Google and the public good 12/19/2004 03:24 PM
For those of us who are still consumers of those bundles of printed content known as books, the importance of today's news of Google's library deal is almost impossible to overstate. It's just huge.

While the Web has represented an enormous leap in the availability of human knowledge and the ease of human communication, its status as a sort of modern-day Library of Alexandria has remained suspect as long as nearly the entire corpus of human knowledge pre-Web remained locked away off-line between bound covers. "All human knowledge except what's in books" is sort of like saying "All human music except what's in scores." There's lots of good stuff there, but not the heart of things. Your Library of Alexandria is sort of a joke without, you know, the books.

Now Google, in partnership with some of the world's leading university libraries (including Stanford and Harvard), is undertaking the vast -- but not, as Brewster Kahle reminded us at Web 2.0, limitless -- project of scanning, digitizing and rendering searchable the world of books.

Google's leaders are demonstrating that their corporate mission statement -- "to organize the world's information and make it universally accessible and useful" -- is not just empty words. If you're serious about organizing the world's information, you'd better have a plan for dealing with the legacy matter of the human species' nearly three millennia of written material. So, simply, bravo for the ambition and know-how of a company that's willing to say, "Sure, we can do it."

Amazon's "look inside the book" feature provides a limited subset of this sort of data. But where Amazon has seemed mostly interested in providing limited "browsability" as a marketing tool, Google has its eye on the more universal picture. And so the first books that will be fully searchable and readable through this new project are books that are old enough to be out of copyright. The public domain just got a lot more public. (And presumably, as John Battelle suggests, we'll see a new business ecosystem spring up around providing print-on-demand physical copies of these newly digitized, previously unavailable public-domain texts.)

This is all such a Good Thing for the public itself that we may be inclined to overlook some of the more troubling aspects of the Google project. Google is making clear that, as it digitizes the holdings of university libraries, it's handing the universities their own copies of the data, to do with as they please. But apparently the Google copies of this information will be made widely available in an advertising-supported model.

For the moment, that seems fine: Google's approach to advertising is the least intrusive and most user-respectful you can find online today; if anyone can make advertising attractive and desirable, Google can.

But Google is a public company. The people leading it today will not be leading it forever. It's not inconceivable that in some future downturn Google will find itself under pressure to "monetize" its trove of books more ruthlessly.

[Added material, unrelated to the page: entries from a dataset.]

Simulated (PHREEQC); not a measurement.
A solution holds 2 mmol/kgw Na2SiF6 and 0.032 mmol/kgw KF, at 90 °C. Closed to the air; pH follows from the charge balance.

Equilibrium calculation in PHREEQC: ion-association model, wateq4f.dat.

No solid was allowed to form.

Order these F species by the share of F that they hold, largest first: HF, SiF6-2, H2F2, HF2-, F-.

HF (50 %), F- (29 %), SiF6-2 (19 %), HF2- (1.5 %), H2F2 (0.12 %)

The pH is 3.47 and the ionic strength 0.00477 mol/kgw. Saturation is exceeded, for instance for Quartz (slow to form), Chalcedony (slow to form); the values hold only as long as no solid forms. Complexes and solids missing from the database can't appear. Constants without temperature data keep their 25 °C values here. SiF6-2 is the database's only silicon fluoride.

Today's Google represents an extremely benign face of capitalism, and it may be that the only way to get a project of this magnitude done efficiently is in the private sector. But capitalism has its own dynamic, and ad-supported businesses tend to move in one direction -- towards more and more aggressive advertising.

Since we are, after all, talking about digitizing the entire body of published human knowledge, I can't help thinking that a public-sector effort -- whether government-backed or non-profit or both -- is more likely to serve the long-term public good. I know that's an unfashionable position in this market-driven era. It's also an unrealistic one given the current U.S. government's priorities.

But public investment has a pretty enviable track record: Think of the public goods that Americans enjoy today because the government chose to seed them and insure their universality -- from the still-essential Social Security program to the interstate highway system to the Internet itself. In an ideal world, it seems to me, Google would be a technology contractor for an institution like the Library of Congress. I'd rather see the company that builds the tools of access to information be an enabler of universal access than a gatekeeper or toll-taker.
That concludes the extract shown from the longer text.